We cooked for 10 people for a delicious farm lunch!

It’s really a treat cooking ingredients from a fresh harvest.

At the end of our day, we got to harvest some fresh crops. Pictured below from top to bottom is roselle, curry leaves, Devil’s Tongue peppers, Aleppo peppers, kaffir lime leaf, kaffir lime, turmeric, and nasturtium!

Vibrant harvest from the farm!

During the tour, David mentioned that kaffir lime is part of the base of a great green Thai curry, and from that point on, my mind was set on making a curry burger this week.

I had both green and red peppers, so I started looking up recipes for both green and red curries. I loved a lot of the ingredients from both sides, so I came up with a recipe for my own curry paste!

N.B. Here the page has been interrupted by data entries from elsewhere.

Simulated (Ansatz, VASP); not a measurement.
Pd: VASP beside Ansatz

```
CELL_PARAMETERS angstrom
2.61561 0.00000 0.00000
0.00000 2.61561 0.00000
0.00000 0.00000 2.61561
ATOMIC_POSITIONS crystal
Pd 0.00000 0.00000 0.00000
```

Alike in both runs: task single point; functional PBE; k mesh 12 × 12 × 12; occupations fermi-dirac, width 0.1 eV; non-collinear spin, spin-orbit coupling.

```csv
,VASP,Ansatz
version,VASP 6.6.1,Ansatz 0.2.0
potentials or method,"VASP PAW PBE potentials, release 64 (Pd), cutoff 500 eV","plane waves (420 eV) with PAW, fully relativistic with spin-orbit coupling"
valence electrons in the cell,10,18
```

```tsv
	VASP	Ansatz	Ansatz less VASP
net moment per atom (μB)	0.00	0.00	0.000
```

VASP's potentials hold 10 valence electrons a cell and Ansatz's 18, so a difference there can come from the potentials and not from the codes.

One of the keys to a curry paste is reaching the right level of spice.

I had four different peppers on hand – Aleppo, Thai chili, tabasco, and Devil’s Tongue. I didn’t know exactly what these tasted like, so I started off this curry process by tasting each of these peppers to determine their flavor profiles. I documented the somewhat painful process for you to see!

The Aleppo pepper had a delicious natural sweetness and a mild heat. The Thai chili was my favorite flavor wise, and the spice level was delightful. The tabasco pepper was so hot that I couldnt really taste the flavor! And the Devils Tongue had a nice sweetness, smokiness, and strong heat.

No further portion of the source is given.